Feds open catastrophic plans to displaced customers
Americans who haven't replaced their canceled health insurance plans can now buy catastrophic coverage and receive a temporary hardship exemption from the individual mandate, the White House announced Thursday.
U.S Department of Health & Human Services Secretary Kathleen Sebelius communicated the policy change in a letter to U.S. senators who wrote to her on behalf of constituents upset that they lost coverage, The Washington Times noted.
The reason for the change, Sebelius' letter said, was to ensure "the smoothest transition possible" for uninsured people "having difficulty finding an acceptable replacement [plan] in the marketplace."
Responding to public din after insurance cancellations, President Barack Obama proposed a temporary reinstatement of canceled plans; but when some states rejected that fix, finding another way to help the insurance-deprived became necessary, according to The New York Times.
Catastrophic plans offer skeletal coverage that's meant for customers under the age of 30, ABC News reported. Accordingly, catastrophic plan premiums are about 20 percent lower than those of other exchange plans, Sebelius' letter said. What's controversial about using catastrophic plans as a last-minute stopgap is that the Obama Administration once called them substandard, The Washington Times noted.
Already beset by the challenges of operationalizing reform, payers objected to another Affordable Care Act requirement dropped on their doorsteps without warning. "This latest rule change could cause significant instability in the marketplace and lead to further confusion and disruption for customers," Robert Zirkelbach, spokesman for America's Health Insurance Plans, told ABC. AHIP previously proposed accommodating the uninsured by allowing 10 extra days to pay January premiums.
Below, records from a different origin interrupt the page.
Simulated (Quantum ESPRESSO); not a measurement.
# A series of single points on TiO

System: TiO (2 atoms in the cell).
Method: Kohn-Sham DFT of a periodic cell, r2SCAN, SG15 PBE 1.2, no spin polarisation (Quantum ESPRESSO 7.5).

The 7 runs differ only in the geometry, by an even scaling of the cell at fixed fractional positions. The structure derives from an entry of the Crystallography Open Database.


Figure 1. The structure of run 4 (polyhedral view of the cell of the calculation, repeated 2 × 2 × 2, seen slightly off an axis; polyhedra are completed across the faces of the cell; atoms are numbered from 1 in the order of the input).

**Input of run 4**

Finally, Republican leaders criticized the Obama administration for changing ACA policy on the brink of today's individual health insurance enrollment deadline.
"Holding a fire sale of cheap insurance is not a responsible fix for a broken program," Senator Marco Rubio (R-Fla.) told The Washington Times. "This is a slap in the face to the thousands of Americans who have already purchased expensive insurance through the Obamacare exchanges."